The latest addition to this rule comes to us from New Hampshire, where a debate panelist inserted himself into the final days of the U.S. Senate campaign, perhaps tipping the scales against Republican Scott Brown.

In case you missed it, during last night’s debate, WMUR analyst James Pindell engaged in a dispute with Brown over New Hampshire geography. It turns out that Brown was correct, but that might not matter. The dispute struck to the heart of Brown’s greatest vulnerability — the narrative that Brown is a “carpetbagger.”

Pindell later apologized, but it might not matter. Too often, the original narrative is what people remember. This lie, as they say, was halfway around the world before the truth got its pants on. And that might be what happens here. As Noah Rothman notes: “A fraction of the debate viewers who witnessed this brutal exchange will have seen Pindell’s subsequent apology, and Shaheen’s operatives are quietly contemplating the ethics of running with the clip if only to accentuate the theme that Brown is, at heart, a Massachusetts man.”
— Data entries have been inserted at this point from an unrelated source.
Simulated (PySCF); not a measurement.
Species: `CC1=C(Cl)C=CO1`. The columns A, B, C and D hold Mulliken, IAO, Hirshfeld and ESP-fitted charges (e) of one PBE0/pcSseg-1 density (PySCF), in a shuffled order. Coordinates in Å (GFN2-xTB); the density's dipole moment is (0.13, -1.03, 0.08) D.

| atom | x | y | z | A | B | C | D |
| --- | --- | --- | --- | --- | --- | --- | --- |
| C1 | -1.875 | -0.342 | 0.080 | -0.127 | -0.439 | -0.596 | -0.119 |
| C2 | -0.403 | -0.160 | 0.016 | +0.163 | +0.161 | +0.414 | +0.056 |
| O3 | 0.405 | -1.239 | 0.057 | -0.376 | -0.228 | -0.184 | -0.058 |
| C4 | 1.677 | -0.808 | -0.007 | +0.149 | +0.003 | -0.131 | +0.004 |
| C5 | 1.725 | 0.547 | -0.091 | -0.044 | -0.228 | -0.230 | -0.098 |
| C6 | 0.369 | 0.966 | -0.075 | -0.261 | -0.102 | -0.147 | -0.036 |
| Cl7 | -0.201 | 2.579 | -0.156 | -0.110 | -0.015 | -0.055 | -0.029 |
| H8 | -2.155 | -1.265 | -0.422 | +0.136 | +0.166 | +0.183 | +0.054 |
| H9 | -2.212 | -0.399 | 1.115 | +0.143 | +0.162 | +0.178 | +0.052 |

On Morning Joe today, Cokie Roberts noted that this gotcha question was meant to be an indictment on Brown, but it turned out to be an indictment on journalism. I don’t know about journalism, but how about debate moderators? In sports, referees are said to be doing their job if nobody notices them. Debate hosts and panelists might want to follow that template, but instead seem to be drawn toward injecting themselves into the campaign — often with terrible results.

Imagine a very close game being decided by a mistake made by a referee or umpire, and you get a sense of how potentially damaging this was to an incredibly tight race which could potentially determine which party controls the U.S. Senate.

And sadly, this is something of a trend. Remember when Candy Crowley broke the agreed upon debate rules, and injected herself into the Benghazi discussion, siding with President Obama, only to later admit that Mitt Romney was “right in the main“? Her retroactive concession hardly mattered. The moment was stolen. The public grants “expert” status to the one asking the questions. And so, in the public’s mind, Romney had been proven wrong.

The stakes are too high for this to keep happening.